Friday, May 29, 2015

Finding The World Tree in Oaks

Whenever I ponder the World Tree, I often reflect on my own relations with trees. In my experience, They are magical beings, Each with their own personalities. By carrying their own vision of the world inside Themselves, each species of tree offers something of Themselves to the Axis Mundus, which is the World Tree.

 In imagining this Axis Mundus, I think back on my experience with a white oak, which lived next to my third story condo. During a hurricane (more than fifteen years ago) the tree fell through my living room. Between the chaos and the debris, I stopped to marvel at this immense tree laying on the floor, taking up my living-dining room. The crown, the branches, the leaves, the acorns, and the trunk all spilled out over the floor. Amongst the debris were some squirrels and two of their nests. (That is a story for another time.)

 As I touched the felled tree, I felt that I stepped through a door to other worlds. All of these worlds, whether they were below, above, or in-between, were connected through this tree. Moreover, all life was centered in, around, under, above, and through this tree. For me, it was a disorienting, yet remarkable experience. From that, I gained knowledge of the World Tree.

Now when I picture the World Tree, I see a towering, massive tree with branches reaching to the sky, and roots reaching deep into the earth. This broadleaf tree offers shade from the sun and shelter from the rain. The leaves reflect the passing seasons, but they never leave the tree completely bare. Also, this tree provides food for the beings living in it and around it.

 Again, I flashed to a huge oak in my life. This oak of my adolescence sat next to a stone wall in my family’s yard. A clothesline ran from its lower trunk to one of the posts of our patio. This oak tree was said to be a least two hundred years old, and seemed as ancient (at least to me). Whenever, I hung out wet clothes or gathered in the dried ones, the Tree would talk to me. In the summer, I would look up into the crooked branches, and watch the leaves move in the breeze. In the fall, “She” would drop acorns on me. (I thought of this Oak as “She.”) In winter, a few brown leaves would wave at me. Through it all, the Tree was there for me.

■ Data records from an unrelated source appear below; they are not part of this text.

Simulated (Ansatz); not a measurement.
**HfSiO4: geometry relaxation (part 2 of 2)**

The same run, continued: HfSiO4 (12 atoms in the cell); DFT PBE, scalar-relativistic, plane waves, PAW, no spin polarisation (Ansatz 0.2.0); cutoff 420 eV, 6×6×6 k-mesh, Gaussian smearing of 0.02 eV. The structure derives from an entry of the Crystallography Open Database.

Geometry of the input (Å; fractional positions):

 To guide me further, the Oak introduced me to the squirrels. These mammals seemed to be everywhere: eating acorns, buying acorns, chasing each other, and building leaf nests. During the mating season, the squirrels would gather leaves to refurbish their nests. When I was feeling my teenage angst, the squirrels would cheer me up with their activities. The squirrels were partners to the Oak, as they were nurtured by Her, and they cared for Her.

 This Oak nurtured me through some stormy times. She counseled me and gave me her strength. She offered the world to me, for which I was grateful. With her help, I made it through adolescence.

 Therefore I regard the Oak to be the World Tree, the Axis Mundus. Furthermore, the lore about oak trees in various cultures supports my idea. For example, the Celts, not only considered oaks to be Chieftain Trees, but also the Doorway to Other Worlds. To the Romans and Greeks, the oak represented Jupiter and Zeus (respectively), the heads of their pantheons. These Gods spoke through lightening which was caught by the oak. This lightening would travel from the oak’s crown to its roots. This means to me that the oak acted as the Axis Mundus. Not only that, but the oak also contains the sheer life force of the Universe. That is how I imagine the World Tree.

 Works Used.

 Hageneder, Fred, “The Meaning of Trees.” Chronicle Books: San Francisco. 2005. Print.
Hidalgo, Sharlyn, “The Healing Power of Trees.” Llewellyn: Woodbury MN. 2010. Print.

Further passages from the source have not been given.